This repo contains the code and datasets for the paper "CrowdChecked: Detecting Previously Fact-Checked Claims in Social Media".
While there has been substantial progress in developing systems to automate fact-checking, they still lack credibility in the eyes of the users. Thus, an interesting approach has emerged: to perform automatic fact-checking by verifying whether an input claim has been previously fact-checked by professional fact-checkers and to return back an article that explains their decision. This is a sensible approach as people trust manual fact-checking, and as many claims are repeated multiple times. Yet, a major issue when building such systems is the small number of known tweet--verifying article pairs available for training. Here, we aim to bridge this gap by making use of crowd fact-checking, i.e., mining claims in social media for which users have responded with a link to a fact-checking article. In particular, we mine a large-scale collection of 330,000 tweets paired with a corresponding fact-checking article. We further propose an end-to-end framework to learn from this noisy data based on modified self-adaptive training, in a distant supervision scenario. Our experiments on the CLEF'21 CheckThat! test set show improvements over the state of the art by two points absolute.

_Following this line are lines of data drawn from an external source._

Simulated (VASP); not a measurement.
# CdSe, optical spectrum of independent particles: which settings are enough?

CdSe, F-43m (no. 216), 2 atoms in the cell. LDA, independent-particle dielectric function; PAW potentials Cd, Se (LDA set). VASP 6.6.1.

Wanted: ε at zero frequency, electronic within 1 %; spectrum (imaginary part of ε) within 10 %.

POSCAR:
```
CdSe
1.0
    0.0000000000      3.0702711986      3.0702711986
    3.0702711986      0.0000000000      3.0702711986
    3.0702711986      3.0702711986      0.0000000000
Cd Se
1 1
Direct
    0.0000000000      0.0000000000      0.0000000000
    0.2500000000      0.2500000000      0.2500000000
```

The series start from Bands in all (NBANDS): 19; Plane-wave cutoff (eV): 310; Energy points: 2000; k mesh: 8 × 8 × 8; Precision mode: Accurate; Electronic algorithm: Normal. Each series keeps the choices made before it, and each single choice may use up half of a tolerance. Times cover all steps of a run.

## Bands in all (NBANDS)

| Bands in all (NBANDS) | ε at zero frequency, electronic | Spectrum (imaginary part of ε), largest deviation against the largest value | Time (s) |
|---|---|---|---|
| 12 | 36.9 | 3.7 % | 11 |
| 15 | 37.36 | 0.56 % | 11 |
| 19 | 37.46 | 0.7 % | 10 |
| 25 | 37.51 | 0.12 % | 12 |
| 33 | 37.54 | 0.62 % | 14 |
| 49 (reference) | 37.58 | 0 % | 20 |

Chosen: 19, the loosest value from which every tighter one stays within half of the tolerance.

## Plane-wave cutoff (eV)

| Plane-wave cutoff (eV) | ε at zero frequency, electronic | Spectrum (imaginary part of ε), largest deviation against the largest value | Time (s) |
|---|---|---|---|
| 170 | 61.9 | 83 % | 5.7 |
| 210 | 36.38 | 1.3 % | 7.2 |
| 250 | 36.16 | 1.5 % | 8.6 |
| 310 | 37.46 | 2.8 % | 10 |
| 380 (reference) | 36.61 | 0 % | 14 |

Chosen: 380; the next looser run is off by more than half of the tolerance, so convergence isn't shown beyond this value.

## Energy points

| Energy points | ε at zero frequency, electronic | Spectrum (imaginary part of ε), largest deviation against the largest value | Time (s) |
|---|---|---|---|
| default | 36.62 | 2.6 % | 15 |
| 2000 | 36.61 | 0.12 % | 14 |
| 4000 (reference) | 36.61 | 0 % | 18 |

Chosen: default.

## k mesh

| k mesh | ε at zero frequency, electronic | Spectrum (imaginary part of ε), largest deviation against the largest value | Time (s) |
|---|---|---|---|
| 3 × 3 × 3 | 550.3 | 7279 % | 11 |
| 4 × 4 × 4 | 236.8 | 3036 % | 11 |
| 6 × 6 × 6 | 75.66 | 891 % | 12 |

Models: stsb-bert-base: CrowdChecked Jaccard 30 + CheckThat 2021 Task 2A.
For the CrowdCheck dataset we provide the following files:
- The retrieved Snopes fact-checking articles (data/clef2021-format/vclaims.tar.gz)[data/clef2021-format/vclaims.tar.gz].
- The IDs of the claims from Twitter (data/clef2021-format/tweets-all-ids.tsv.tar.gz)[data/clef2021-format/tweets-all-ids.tsv.tar.gz]. We are sharing only the IDs to comply with the Twitter policies.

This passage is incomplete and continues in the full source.